Two-Tier Justice From The 1990s
In my previous article, I debunked the ludicrous claim of the far left that two-tier policing/two-tier justice is something that affects them detrimentally rather than the so-called far right. This is arrant nonsense. Two-tier justice is something that goes back a long way, and below is just one example from the 1990s.
This is a photocopy of the front page of the Class War newspaper for February/March 1995. It contains a clear incitement to murder a number of senior judges. When I sent this to the Metropolitan Police, David Veness commented that “there was no direct threat to any named person and, therefore it was not actionable”.
At that time, Veness was an Assistant Commissioner; he went on to work for the United Nations.
Read that passage again: “there was no direct threat to any named person and, therefore it was not actionable”.
Was he serious? This newspaper and other left wing rags were full of similar attacks on the rich and famous; one contained what can only be described as a direct incitement to murder Michael Portillo, then a senior Conservative MP. He appeared totally unconcerned, and so did the police.

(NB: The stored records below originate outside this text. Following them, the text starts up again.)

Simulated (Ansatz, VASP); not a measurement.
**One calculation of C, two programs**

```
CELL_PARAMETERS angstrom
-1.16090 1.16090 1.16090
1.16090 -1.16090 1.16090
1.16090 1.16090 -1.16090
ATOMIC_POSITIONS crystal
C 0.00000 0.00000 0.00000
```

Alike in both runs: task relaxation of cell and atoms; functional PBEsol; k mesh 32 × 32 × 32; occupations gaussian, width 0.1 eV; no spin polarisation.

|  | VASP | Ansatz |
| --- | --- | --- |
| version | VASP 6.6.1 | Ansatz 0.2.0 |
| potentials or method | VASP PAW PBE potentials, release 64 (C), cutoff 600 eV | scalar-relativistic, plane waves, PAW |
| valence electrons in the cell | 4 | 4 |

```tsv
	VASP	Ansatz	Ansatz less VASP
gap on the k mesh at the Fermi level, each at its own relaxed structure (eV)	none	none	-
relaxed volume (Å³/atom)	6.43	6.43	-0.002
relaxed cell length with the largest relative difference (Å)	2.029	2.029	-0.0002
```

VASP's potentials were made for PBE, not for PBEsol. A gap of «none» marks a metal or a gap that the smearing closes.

By contrast, many members of far right organisations have been dragged into court and even jailed for publishing at times totally innocuous material including cartoons. This is something that pre-dated the 1990s.
Here is another, somewhat milder example from the 1970s.
This is the rhetoric of the extreme left and always has been; they want to smash institutions, smash property and smash people. Often they have done so, with little in the way of retribution from the state. One can argue why this should be the case, but no reasonable person can dispute that it is so.